Finally, he has about as much sex as it’s possible to have in a human lifetime with a great variety of attractive women. 1 Kings tells us Solomon had 700 wives and 300 concubines, for a convenient total of 1,000. If you cannot exhaust your appetite for exploring the various desirable (and undesirable) qualities of the opposite sex with that kind of selection, I’m not sure what you might require.

Prescription vs. Description

Let’s stop to consider that last bit for a moment. None of this is prescriptive. This is simply an account of what happened. That is to say, the Holy Spirit is not telling Christians that what Solomon did is a good thing, or that any of us are wise to imitate it. Quite the opposite. In fact, we read that Solomon’s wives turned away his heart from following God and brought him under God’s judgment.

Moreover, at no point do we read that this enterprise was undertaken at God’s command or suggestion. Solomon was pursuing his own agenda in almost all that he did. As the Preacher, he will certainly give his readers some advice as we work our way through the book, but let us not take this descriptive portion of the book as license for behavior that even the man who engaged in it declared to be ultimately unprofitable.

What each of us can do with our own history of self-indulgence is point out its deficiencies and disappointments to those who might otherwise follow in our footsteps. This is exactly what the Preacher does.

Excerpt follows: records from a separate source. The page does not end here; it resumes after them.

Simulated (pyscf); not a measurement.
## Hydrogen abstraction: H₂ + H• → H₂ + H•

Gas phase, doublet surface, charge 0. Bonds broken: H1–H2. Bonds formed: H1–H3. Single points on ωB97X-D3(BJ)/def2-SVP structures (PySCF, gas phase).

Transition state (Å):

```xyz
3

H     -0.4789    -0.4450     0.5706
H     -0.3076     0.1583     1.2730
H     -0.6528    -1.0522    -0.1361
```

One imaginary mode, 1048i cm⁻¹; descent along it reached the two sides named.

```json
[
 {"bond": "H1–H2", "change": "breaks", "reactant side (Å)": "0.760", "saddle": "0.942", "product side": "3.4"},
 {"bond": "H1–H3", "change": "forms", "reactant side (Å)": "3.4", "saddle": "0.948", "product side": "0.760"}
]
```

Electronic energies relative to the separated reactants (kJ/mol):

Accomplishments in Summary Form

This list of Solomon’s accomplishments is also not exhaustive. It is a mere brief summary. We could supplement it with verses from Kings and Chronicles that tell us of Solomon’s achievements in greater detail. Indeed, we really have to do this if we want to understand the lengths to which Solomon went to test his theses. These verses in Ecclesiastes give us no true sense of the immense scope of his undertakings.

By way of example, the three words “I built houses” summarize 1 Kings 9:10-14, in which we learn that these “houses” were so big and costly, so full of cedar, cypress timber and gold, that Solomon gave the king of Tyre a staggering twenty Israelite cities to pay for the materials. To top it off, the king of Tyre was convinced Solomon got the better of the deal. “I built houses” indeed!

Then when he says, “I bought male and female slaves,” we could look at 1 Kings 9:15-22, which tells us that he drafted the remnants of five Canaanite nations and put them all to forced labor, rebuilding destroyed Israelite cities, building storage cities for Solomon’s wealth, and the wall of Jerusalem itself. The managers for just a few of these projects totaled 3,600, and the laborers 153,600.

Then there are the achievements Ecclesiastes doesn’t speak of at all, like the rebuilding of the Millo, a stepped stone structure of terraces, houses and retaining walls atop which David’s palace sat, and the construction of a fleet of ships. Apparently these were not significant enough to Solomon to editorialize about at any length.

“All My Toil”

We should also not imagine for a moment that when the Preacher speaks of “all my toil” and “all that my hands have done”, that Solomon was hands-on in the construction of these incredible projects. Their sheer scope makes that impossible. Scripture often speaks this way of kings and powerful men who accomplished their goals through giving orders to others. All it means is that they bore ultimate responsibility for what was done (and will be held accountable for it). Solomon was the brains and the money behind these grand ideas, and they were managed and directed to satisfy him. But to Solomon, “labor” would have involved more intellectual capital than anything else.

That is not to minimize the effort required. If you’ve ever been even a low-level manager, let alone responsible for the vision and goals of a large corporation, you probably have some small notion of how much hassle it entails getting people to do what needs to be done. Multiply that by tens of thousands of workers, and Solomon’s various projects surely became exhausting.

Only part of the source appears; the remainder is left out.